NH=> If we could protect instantly that would be the best.
Unfortunately you can trigger unnecessary protection events by going too
quickly, eg an error event causing one lost OAM pkt, and thus cause more
harm than good......especially if you have to make choice on *which*
traffic to restore if there is a resource shortfall following a failure.
Voice traffic may not be the most important traffic (and BTW there is no
relationship between an application's QoS requirements and its
survivability importance).

So you need some integration period over which you make sure this is a
real failure event and not some transient error event.  And I as I noted
earlier it all depends which layer network you are considering the
failures reside in...the rule (of thumb) is as I stated before: closer
to the duct the faster, closer to the application the slower.  Further,
if you have no sense of harmonisation/alignment across the layer
networks then you can be invoking protection unnecessarily at the wrong
layer network.  This is not a good thing either.

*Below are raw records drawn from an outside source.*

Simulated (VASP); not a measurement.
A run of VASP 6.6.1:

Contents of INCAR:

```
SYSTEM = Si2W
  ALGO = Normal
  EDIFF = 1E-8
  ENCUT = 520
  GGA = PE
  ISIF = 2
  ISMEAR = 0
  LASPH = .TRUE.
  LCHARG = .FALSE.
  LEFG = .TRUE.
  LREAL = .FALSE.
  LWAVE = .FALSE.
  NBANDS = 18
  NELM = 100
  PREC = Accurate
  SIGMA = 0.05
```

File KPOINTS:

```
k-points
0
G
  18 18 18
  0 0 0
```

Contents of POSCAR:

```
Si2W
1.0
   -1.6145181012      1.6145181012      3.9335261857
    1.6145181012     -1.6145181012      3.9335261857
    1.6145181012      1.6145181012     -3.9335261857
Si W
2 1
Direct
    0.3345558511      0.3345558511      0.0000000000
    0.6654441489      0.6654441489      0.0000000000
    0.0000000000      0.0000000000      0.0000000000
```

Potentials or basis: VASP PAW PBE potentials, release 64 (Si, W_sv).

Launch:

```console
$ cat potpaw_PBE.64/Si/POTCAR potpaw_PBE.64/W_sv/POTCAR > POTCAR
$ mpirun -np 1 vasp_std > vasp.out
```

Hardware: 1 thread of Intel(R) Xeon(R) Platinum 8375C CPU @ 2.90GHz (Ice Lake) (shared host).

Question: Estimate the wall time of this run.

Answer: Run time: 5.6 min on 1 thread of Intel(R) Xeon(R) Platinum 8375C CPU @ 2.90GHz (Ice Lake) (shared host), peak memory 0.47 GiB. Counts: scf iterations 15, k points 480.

However, I have a question.  What MPLS OAM mechanisms are you assuming
are being used here?  I am not interested in defects in the co-cs mode
layer networks (like SDH, I know about these) but I am particularly
interested to understand what MPLS layer defects you are referring to
(because these cannot be detected by lower layer networks), and what the
entry/exit criteria and consequent actions are that you would use here
and where these are defined.

Note - I note you mention SLAs...and I agree these are very important.
Now an SLA has 2 related (but quite distinguishable) parts:  A part that
defines the amount of unavailability (ie down-time) that is allowed, and
a part that defines the network transfer performance impairments that
are allowed when available (ie up-time).  So in order to define SLAs,
and please note this also includes apportioning impairment allowances to
different operators domains when interworking, then its rather important
to have some standardised metrics and their objectives agreed here for
these 2 parts of the SLA.  However, to define the Network Performance
SLA part you must know whether the trail is up or down....which means
you must have defined the entry/exit criteria for unavailability (as Net
Perf metric collection for SLA purposes must be suspended when
unavailable).....and in order to specify the availability SLA part you
must 1st have clearly defined defects with entry/exit criteria and
consequent actions.  Hence, to even talk about SLAs we must start with
knowing where the defects are defined....hence my question above.